Figure 11. Monte Carlo simulation plots of Inverse Chebyshev FOF of order (a) 1.3, (b) 1.6, and (c) 1.9 with respect to cut-off frequency ${\mathrm{f}}_{\mathrm{c}}$.

4.5. Output Noise

The simulated output referred noise voltage response of the FO Inverse Chebyshev filter in Figure 5 is shown in Figure 12. The flicker noise is more dominant up to a frequency of 10 Hz, and thermal noise dominates after that. The equivalent output noise at 2 Hz for the orders 1.3, 1.6 and 1.9 are 429 µV, 409 µV and 395 µV, respectively, and is less than 125 µV within −3 dB bandwidth for 100 mV input.

Figure 12. Output noise response of Inverse Chebyshev FOF in Figure 5.

4.6. PVT Plots

The Inverse Chebyshev filter of fractional-order 1.9 in Figure 5 is simulated across five main process corners like FF, SNFP, TT, FNSP and SS, and the resulting amplitude response plots obtained are presented in Figure 13a. At the notch frequency, the magnitude variation is found to 5.96% (from −59.7 dB (SS) to −63.38 dB (FF). The simulations are carried out across voltage variations (${\mathrm{V}}_{\mathrm{D}\mathrm{D}}$ (5%) and ${\mathrm{V}}_{\mathrm{S}\mathrm{S}}$ (5%)) and temperature variations (0, 27, 40 °C), and the resulting amplitude response plots obtained are presented in Figure 13b and Figure 13c, respectively. From Figure 13b, the magnitude variation at notch frequency with respect to voltage variations is 8.29% (from −59.2 dB (1.62 V) to −64.3 dB (1.98 V)). From Figure 13c, the magnitude variation at notch frequency with respect to temperature variations is seen to be 2% (from −61.5 dB (0 °C) to −60.3 dB (40 °C).

Figure 13. Magnitude response of Inverse Chebyshev filter of fractional-order 1.9 with respect to (a) process (P) corners (FF, SNFP, TT, FNSP and SS), (b) voltage (V) variations (10%), (c) temperature (T) variations (0 °C, 27 °C, 40 °C).

5. Performance Evaluation

The performance parameters of FO Inverse Chebyshev FOF circuit in Figure 4 obtained from Cadence simulation have been summarized in Table 6.

Table 6. Summary of performance characteristics of the Inverse Chebyshev FOF circuit in Figure 5.
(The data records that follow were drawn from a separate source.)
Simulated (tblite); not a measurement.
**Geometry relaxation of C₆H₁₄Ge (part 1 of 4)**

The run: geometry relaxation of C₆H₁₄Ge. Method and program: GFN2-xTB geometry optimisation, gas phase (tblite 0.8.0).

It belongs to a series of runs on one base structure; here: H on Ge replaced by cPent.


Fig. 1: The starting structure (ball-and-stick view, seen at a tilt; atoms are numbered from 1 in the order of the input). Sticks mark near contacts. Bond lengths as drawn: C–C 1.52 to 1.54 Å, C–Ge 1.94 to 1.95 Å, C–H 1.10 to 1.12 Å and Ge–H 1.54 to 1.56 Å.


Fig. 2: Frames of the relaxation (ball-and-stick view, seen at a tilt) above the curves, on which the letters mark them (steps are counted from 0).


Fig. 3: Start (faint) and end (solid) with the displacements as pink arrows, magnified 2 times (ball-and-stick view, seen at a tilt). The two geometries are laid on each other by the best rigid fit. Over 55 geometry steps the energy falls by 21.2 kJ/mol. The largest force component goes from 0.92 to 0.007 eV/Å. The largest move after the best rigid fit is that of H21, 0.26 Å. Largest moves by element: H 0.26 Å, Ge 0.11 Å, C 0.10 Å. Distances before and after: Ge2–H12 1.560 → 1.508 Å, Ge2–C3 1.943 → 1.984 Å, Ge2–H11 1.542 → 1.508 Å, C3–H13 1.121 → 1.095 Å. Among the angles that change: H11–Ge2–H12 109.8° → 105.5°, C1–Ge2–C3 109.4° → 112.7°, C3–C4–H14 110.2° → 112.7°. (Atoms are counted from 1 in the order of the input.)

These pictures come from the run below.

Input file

Performance Parameter	Order
	1.3	1.6	1.9
Power $\left(\mu W\right)$ at $V_{DD}=1.8 \mathrm{V}$	13.5	13.5	13.5
The cut off frequency ${\mathrm{f}}_{\mathrm{c}}$ (Hz)	7.2	7.9	8.4
Attenuation rate (dB/dec)	−32.21	−35.75	−49.65
Attenuation $A_N$ at notch point ($\mathrm{d}\mathrm{B})$	38	48.2	62
Stopband ripple $A_S$ at 1 kHz $\left(\mathrm{d}\mathrm{B}\right)$	45.8	46.9	48
IRN $\left(\mathsf{\mu }\mathrm{V}/\sqrt{\mathrm{H}\mathrm{z}}\right)$	4.114	3.48	4.98
Dynamic range DR (dB)	83.04	86.13	84.71
FOM (picojoules)	101.64	52.73	49.18

Table 7 compares the performance parameters of the implemented Inverse Chebyshev FOF (i.e., P, THD, IRN, DR, FOM) with some of the FO filter types that have been previously reported in the literature. The DR of the Inverse Chebyshev FOF filter is better compared to [25,26]. It can be seen that the FoM of the current work is better than the FoM of the FOF in [35].

Table 7. Comparison with some fractional-order filters in the literature.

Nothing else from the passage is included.